Disney World Under Hurricane Watch as Ian Intensifies & Storm Shifts

Hurricane Ian has intensified into a Category 3 system, with its path continuing to target Florida’s Gulf Coast including a threat to Central Florida. Walt Disney World is now under a hurricane watch, as warnings were issued along the coast including the potential for 10-foot storm surge in Tampa Bay. In this, we’ll update you on the storm’s status, when it’ll likely be felt in Orlando, Walt Disney World’s policies, what to do, and more.

Note that Walt Disney World Has Announced Closures, Cancellations & Operational Impacts Due to Hurricane Ian. That post covers what’s closing and changing at the resorts, water parks, restaurants, and beyond. Thus far, the 4 theme parks are operating normally, but Disney has advised that it’s monitoring the weather and will prioritize guest and Cast Member safety above all else.

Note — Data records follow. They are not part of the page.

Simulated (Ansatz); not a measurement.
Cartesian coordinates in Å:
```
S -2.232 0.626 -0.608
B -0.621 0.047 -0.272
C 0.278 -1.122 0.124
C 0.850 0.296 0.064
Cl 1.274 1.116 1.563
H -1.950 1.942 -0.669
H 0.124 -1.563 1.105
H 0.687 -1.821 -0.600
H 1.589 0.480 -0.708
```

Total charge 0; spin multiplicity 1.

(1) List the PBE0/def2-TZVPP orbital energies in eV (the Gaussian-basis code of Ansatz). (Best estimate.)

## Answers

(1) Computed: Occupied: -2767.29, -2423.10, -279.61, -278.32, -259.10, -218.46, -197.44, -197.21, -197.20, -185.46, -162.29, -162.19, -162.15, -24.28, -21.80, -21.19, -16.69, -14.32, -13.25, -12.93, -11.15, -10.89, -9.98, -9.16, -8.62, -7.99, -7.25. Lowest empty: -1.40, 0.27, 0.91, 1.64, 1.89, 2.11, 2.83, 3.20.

The National Hurricane Center updates its Hurricane Ian Advisory every few hours, at which point it shifts the ‘cone of uncertainty’ representing the range of possibilities for the storm’s center that extends up to five days into the future. The cone of uncertainty predicts the hurricane’s path, but even outside of the cone, ferocious winds, storm surge, heavy rains, and other intense weather can be felt. Let’s start with the latest of these, as of 11 am on September 27, 2022…

In its 11 am EST update, the National Hurricane Center puts the center of Ian in the Gulf of Mexico about 305 miles south-southwest of Sarasota. The well-defined eye of Ian emerged off the coast of western Cuba about an hour ago. Hurricane-force winds extend out 35 miles with tropical-force-storm winds out 140 miles.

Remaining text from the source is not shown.